With LinkedIn's new blogging feature, anybody can become an "Influencer"
If you've got something big to say, you can now count LinkedIn as one of your blogging options.
Yesterday, LinkedIn announced that it will begin rolling out a new feature that will allow all its users to post long-form blog posts to their profiles.
In a blog post, LinkedIn's director of product management Ryan Roslansky said:
The valuable Influencer posts and the wide range of professional content from millions of publishers that we currently aggregate on LinkedIn are powerful, but only the tip of the iceberg. Combined, our members have extremely valuable and varied experiences; however, their knowledge and expertise has not yet been captured and shared.
By opening up its publishing platform to everyone, LinkedIn hopes to create even more value for its users with engaging, original content that isn't just restricted to the 500 CEOs, entrepreneurs, thought leaders, experts and celebrities on its Influencer program.
Starting today, 25,000 LinkedIn users will be able to post a blog by clicking on a small icon that appears in the right corner of where they would normally type status updates. Clicking on the icon then takes them to a new window, (which resembles the Wordpress interface) where they can write and edit their post. Once they publish, the post will be seen by all the people they are connected too, or if they choose to make it public, anyone can see it. LinkedIn says it encourages users to write about things they are passionate about, that will bring real value to other users.

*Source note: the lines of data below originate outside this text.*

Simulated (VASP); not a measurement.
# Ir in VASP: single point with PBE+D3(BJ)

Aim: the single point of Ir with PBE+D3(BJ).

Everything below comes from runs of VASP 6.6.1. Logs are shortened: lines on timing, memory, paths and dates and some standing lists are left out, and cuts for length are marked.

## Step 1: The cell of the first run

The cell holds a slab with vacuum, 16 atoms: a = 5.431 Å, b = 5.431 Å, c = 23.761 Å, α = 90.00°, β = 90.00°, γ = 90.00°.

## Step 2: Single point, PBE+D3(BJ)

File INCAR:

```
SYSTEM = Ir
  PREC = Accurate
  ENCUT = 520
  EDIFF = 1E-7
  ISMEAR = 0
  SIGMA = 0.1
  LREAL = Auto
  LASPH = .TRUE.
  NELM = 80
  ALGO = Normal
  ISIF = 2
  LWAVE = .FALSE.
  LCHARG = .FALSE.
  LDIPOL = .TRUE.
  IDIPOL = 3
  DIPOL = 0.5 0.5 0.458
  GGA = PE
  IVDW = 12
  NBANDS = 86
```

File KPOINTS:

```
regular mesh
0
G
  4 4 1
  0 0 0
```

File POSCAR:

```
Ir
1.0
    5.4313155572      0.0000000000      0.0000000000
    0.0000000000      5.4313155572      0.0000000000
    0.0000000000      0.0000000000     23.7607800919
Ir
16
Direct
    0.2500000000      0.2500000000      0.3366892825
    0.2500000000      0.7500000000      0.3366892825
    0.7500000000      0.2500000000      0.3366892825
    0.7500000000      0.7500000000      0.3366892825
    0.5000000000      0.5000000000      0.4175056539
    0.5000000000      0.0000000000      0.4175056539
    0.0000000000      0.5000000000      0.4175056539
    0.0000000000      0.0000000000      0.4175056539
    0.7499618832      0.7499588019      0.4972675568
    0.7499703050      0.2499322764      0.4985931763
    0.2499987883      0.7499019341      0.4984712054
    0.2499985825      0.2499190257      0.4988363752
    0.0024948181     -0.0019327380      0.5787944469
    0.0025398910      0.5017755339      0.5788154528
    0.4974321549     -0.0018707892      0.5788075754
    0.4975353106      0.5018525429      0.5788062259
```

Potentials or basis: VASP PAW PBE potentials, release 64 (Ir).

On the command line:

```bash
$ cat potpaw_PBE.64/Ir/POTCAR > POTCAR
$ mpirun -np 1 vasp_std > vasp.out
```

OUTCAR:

The blogging platform space is already pretty crowded, with Tumblr, Wordpress and most recently Medium being the platforms of choice for most writers. The difference, according to LinkedIn executive editor Dan Roth, is a readily available readership. "One of the difficulties of maintaining a blog is building an audience," says Roth. "With LinkedIn, you already have a audience you're connected to through your network."
In addition, Roth says blog posts on LinkedIn connect directly to the authors profile. "It's all about building up and enhancing your identity," he says.
It's a smart move by LinkedIn. By letting everyone publish on its platform, it's taking on the competition, especially from Medium, which was beginning to get traction as a place where important people vent their thoughts on the industries they work in. Along with creating extra activity and having people spend more time on its network, LinkedIn now gives users a strong incentive to connect with as many people as they can, so their posts get more views.
Engaging people through the use of original content? Sounds like a marketing opportunity, and there is one for brands, but only if they go about it in a certain way.
"The publishing platform is not open to brands, it's open to people," says Roth. "Smart brands will try to leverage their individual employees to write engaging articles that are useful to the people who read them."
Roth says people could potentially be self-promotional, or talk about their products and brands, but ultimately "you never want to spam your own network."
Unlike Facebook, there isn't a way to get greater visibility for your posts by using images, or getting more likes. Everyone in your network will see your post as they scroll through their homepage (depending on what post view options they have set up. However, Roth says people shouldn't just rely on the LinkedIn algorithm to get people to read their posts, and he encourages using Twitter and email for further promotion.
"In this day and age, it's acceptable and expected to try and get attention for the things you are working on," says Roth. "As long as its interesting, and useful for the folks that follow you."